Dick, you do a good job in setting out why most of us view the pre-creation order as one of both ontological and functional equality. But you do not address the very real actuality of differing roles prior to the fall. Even you use the phrase functional "equality," not functional "sameness." The roles of Adam and Eve prior to sin were of equal value and worth, with no sense of hierarchy, but they were not the same roles. I would not use the term "headship" to describe Adam's role, but I might use the phrase spokesperson or representative of both the human race and the family, as you do above.

But I'm puzzled by your denial that this representative role does not continue generally in family units, as not only 1 Cor. 11 references this (I think "source" is hard to maintain, as it would imply a heretical notion of God being the source of Christ, which we reject), but also Eph. 5:23. Ephesians is especially instructive, as the use of kephaly there is clearly in the context of authority over, and not source, as it is simply not true that the husband is the "source" of the wife. This continuing concept of representative role is the only thing that makes sense of Paul's reference in 1 Timothy 2 to both the order of creation and the fall in justification for male leadership.

I think all the points you list above help describe a role for Adam of coordinator of the family unit in relation to the larger world, with Eve being the mistress of the domestic sphere. Neither of them have authority over the other, because in the pre-sin condition, all decisions could be arrived at mutually. The fall, of course, adds the element of hierarchy to these relationships that did not exist prior to the fall. This then creates a different set of ideals about gender roles of leadership that are recognized in the appointment of male priests and male disciples. Whether that distinction continues on in the office of elder is of course what we are trying to understand. But let's get to that understanding by being as clear as possible about the gender roles that the Bible does pretty evidently set out.

Thank you for causing us all to think more deeply about these important topics.

God being the source of Christ does not need to be understood ontologically in 1 Cor 11. Jesus on more than one occasion mentioned having come from the Father. But he also came to do the will of the Father.

It is not necessary to impose an either/or dichotomy on the meaning of "head," which may indicate both source and authority or "representative role." Man as head of woman (1 Cor 11:3) is most likely a reference to the creation account, mentioned also in verses 8-9, and 12. Adam was the source of Eve, which could indicate a representative role.

So "head" may mean authority as well as source; Paul could have both dimensions in mind in Eph 5:23.

1 Tim 2 does not refer to headship. A more complete treatment of Paul's view of the order of creation as it applies to male/female relationships is found in 1 Cor 11, where verses 11-12 provide the balance 1 Tim 2 lacks. "For as woman was made from man, so man is now born of woman. And all things are from God."

In 1 Tim 2 Paul is dealing with women in Ephesus who had apparently forgotten to respect that aspect of the creation order that spoke of the man being the source of the woman. For this reason, he does not mention the balancing aspect, mentioned in 1 Cor 11:11-12.
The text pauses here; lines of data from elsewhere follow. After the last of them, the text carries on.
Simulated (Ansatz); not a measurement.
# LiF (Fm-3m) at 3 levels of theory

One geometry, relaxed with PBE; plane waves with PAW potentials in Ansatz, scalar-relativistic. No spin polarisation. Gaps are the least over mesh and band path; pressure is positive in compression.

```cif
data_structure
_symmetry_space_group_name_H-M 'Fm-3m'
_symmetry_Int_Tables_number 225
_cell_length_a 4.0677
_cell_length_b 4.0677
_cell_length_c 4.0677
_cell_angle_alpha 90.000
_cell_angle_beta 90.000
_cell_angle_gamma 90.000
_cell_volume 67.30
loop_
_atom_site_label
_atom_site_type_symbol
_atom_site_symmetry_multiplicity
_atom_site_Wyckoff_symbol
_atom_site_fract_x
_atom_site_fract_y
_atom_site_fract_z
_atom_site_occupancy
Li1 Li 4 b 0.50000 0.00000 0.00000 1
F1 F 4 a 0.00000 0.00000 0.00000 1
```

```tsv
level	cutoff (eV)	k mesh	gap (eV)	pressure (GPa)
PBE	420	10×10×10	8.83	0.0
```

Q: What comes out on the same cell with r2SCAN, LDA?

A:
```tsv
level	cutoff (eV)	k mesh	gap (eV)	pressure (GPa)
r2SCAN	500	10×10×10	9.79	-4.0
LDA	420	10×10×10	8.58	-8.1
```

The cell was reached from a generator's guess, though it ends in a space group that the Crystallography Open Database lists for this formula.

When we consider Paul's more complete statement on the creation order in 1 Cor 11:11-12, we cannot use his partial statement in 1 Tim 2:13-14 to exclusively determine our theology of women in leadership.

If there is a connection between women in church leadership and the creation order, let us remember that Paul's creation order is not limited to the idea that Adam was formed first (1 Tim 2:13). It also includes the ideas that man is not independent of woman (1 Cor 11:11) and "man is now born of woman" (1 Cor 11:12).

Since "man is now born of woman," it may be appropriate to appoint women as church leaders along side the men, whose ancestor, Adam, was formed first.